From my perspective, the technologies referred to as Cross-Origin Resource Sharing (CORS) and Content Security Policies (CSPs) seem to be very similar in purpose and implementation.

Both seem to allow you to whitelist the origins of resources which an uncompromised version of your webpage incorporates, via HTTP response headers. The only difference I can see is that CSPs seem to be more fine-grained in what you can approve in your HTTP response.

5 Answers 5


CORS allows the Same Origin Policy to be relaxed for a domain.

e.g. normally if the user logs into both example.com and example.org, the Same Origin Policy prevents example.com from making an AJAX request to example.org/current_user/full_user_details and gaining access to the response.

This is the default policy of the web and prevents the user's data from being leaked when logged into multiple sites at the same time.

Now with CORS, example.org could set a policy to say it will allow the origin https://example.com to read responses made by AJAX. This would be done if both example.com and example.org are ran by the same company and data sharing between the origins is to be allowed in the user's browser. It only affects the client-side of things, not the server-side.

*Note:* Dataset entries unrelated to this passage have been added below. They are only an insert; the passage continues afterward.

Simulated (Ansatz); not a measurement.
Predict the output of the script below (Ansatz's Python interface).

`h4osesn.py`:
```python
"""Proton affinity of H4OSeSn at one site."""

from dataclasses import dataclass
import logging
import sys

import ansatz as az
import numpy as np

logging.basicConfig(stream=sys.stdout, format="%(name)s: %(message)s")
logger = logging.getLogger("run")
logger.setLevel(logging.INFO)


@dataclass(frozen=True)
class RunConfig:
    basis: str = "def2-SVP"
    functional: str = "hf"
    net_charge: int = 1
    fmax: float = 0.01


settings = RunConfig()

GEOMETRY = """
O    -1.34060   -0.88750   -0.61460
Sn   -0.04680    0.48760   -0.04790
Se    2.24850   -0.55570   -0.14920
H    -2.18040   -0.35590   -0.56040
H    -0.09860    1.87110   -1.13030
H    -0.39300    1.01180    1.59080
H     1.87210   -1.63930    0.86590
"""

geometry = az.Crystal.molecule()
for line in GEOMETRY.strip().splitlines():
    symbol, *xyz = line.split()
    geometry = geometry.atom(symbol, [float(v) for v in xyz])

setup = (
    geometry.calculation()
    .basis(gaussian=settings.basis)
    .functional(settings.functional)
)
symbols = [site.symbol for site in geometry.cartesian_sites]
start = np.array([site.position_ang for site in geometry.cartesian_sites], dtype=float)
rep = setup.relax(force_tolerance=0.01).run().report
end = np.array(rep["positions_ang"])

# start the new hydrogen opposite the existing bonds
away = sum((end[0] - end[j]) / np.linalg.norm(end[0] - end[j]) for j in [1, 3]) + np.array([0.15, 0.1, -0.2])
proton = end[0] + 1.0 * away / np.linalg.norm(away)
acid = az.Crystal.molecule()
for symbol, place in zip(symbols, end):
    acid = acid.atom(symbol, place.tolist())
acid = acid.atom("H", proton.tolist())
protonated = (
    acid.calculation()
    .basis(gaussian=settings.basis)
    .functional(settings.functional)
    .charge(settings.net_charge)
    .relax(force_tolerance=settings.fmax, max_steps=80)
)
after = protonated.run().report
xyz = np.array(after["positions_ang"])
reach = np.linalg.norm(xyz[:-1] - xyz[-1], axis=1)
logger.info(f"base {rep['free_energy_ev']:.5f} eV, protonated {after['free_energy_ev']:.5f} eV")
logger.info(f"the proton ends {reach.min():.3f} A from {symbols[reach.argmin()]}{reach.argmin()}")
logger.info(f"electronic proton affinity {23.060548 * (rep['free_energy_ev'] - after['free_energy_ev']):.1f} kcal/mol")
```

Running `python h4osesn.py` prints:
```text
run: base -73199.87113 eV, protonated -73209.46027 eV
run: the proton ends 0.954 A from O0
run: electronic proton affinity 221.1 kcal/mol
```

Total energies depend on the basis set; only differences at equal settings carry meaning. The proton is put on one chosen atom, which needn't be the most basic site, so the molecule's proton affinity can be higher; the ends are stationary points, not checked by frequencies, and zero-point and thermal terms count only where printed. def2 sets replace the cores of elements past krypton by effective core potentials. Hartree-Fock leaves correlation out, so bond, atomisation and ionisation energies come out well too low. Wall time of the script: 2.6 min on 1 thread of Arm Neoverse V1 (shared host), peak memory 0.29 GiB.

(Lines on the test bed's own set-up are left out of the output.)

CSPs on the other hand set a policy of what content can run on the current site. For example, if JavaScript can be executed inline, or which domains .js files can be loaded from. This can be beneficial to act as another line of defence against XSS attacks, where the attacker will try and inject script into the HTML page. Normally output would be encoded, however say the developer had forgotten only on one output field. Because the policy is preventing in-line script from executing, the attack is thwarted.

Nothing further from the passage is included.